When I came back from dinner, I stopped in the doorway of the ballroom (still packed even with the tables removed) and caught the tail end of the night’s events: everyone singing happy birthday to Miriam Raphael, the 1979 tournament winner who was celebrating her 89th birthday that weekend. Clearly, she was well-known and well-loved at Stamford. “No better way to end the evening,” Will said when they finished. “So, good night.” I felt a small pang that I couldn’t quite take part in what these regulars had built up over years of attending tournaments together.
Sunday morning. Only one more puzzle to solve before the finals, which always promise to be gripping, especially with the decadelong Federer/Nadal-esque rivalry between defending champ Dan Feyer and former wunderkind Tyler Hinman.
Tyler Hinman was 20 years old when he won his first tournament in 2005 — fortuitously during the year that the “Wordplay” crew happened to be filming it. He went on to win five consecutive titles, the first player in the tournament’s history to do so. Tyler seemed unstoppable until Dan Feyer, then a relative unknown, unhorsed him in 2010. Dan’s kept winning ever since. Last year he tied Tyler’s five-in-a-row record. Now, in 2015, the two were all but certain to appear on the finalists’ stage again.

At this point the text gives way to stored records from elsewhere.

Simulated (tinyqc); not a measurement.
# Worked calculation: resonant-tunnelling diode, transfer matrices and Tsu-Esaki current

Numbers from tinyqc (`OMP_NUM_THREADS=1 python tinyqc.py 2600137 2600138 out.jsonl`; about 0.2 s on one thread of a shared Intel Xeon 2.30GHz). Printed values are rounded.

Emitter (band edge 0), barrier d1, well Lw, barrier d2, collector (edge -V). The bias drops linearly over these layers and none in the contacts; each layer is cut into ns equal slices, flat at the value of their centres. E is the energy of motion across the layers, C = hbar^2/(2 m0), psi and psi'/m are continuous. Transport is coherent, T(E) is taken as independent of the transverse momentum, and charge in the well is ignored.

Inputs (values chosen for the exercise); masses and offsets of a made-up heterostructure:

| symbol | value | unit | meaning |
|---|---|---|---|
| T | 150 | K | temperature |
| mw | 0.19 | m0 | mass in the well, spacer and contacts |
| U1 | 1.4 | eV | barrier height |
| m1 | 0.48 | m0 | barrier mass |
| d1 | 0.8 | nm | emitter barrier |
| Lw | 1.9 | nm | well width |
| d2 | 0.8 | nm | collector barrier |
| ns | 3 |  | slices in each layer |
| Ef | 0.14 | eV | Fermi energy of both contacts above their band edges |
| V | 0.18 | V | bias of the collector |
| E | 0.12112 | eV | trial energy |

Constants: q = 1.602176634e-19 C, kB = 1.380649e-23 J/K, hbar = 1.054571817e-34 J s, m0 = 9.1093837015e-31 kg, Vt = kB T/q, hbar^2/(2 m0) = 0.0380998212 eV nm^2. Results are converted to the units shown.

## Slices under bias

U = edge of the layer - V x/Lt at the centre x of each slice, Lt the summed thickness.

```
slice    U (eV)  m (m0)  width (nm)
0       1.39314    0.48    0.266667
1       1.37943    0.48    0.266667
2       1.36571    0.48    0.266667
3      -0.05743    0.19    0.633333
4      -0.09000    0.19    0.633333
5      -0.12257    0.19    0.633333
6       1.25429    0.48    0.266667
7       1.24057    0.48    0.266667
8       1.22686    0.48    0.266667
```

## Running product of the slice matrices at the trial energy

Puzzle seven was the biggest puzzle yet, a 21-by-21 grid, with the longest time limit: 45 minutes. I ended up spanking out my highest score of the weekend: 1635. In other words, just when I was finally warmed up, the tournament was over.
There was a recess as scores were tallied and finalists determined. To fill the time, we were treated to “Crossworders Got Talent,” a contestant talent show that consisted largely of ditties bemoaning the difficulty of Puzzle Five or taking good-humored jabs at Will. One woman told a story whose point, much less its relationship to crossword puzzles, was entirely lost on me, but I confess I wasn’t really paying attention.
Then came the awarding of prizes. I was surprised at how many there were. The top ten rookies received prizes. Matthew had won one of those his rookie year; I, needless to say, did not. There were also prizes for the top finishers in the juniors (25 and under), fifties, sixties, seventies, and seniors age divisions. People ages 26 to 49 were, apparently, shit out of luck. And then there were prizes for each of eleven geographical areas. One of those areas was “foreign” and contained exactly seven people, all from Canada. Listening to the litany of prizes, it seemed an awesome feat not to have won one. Really, it takes some skill to avoid such a copious outpouring of honors.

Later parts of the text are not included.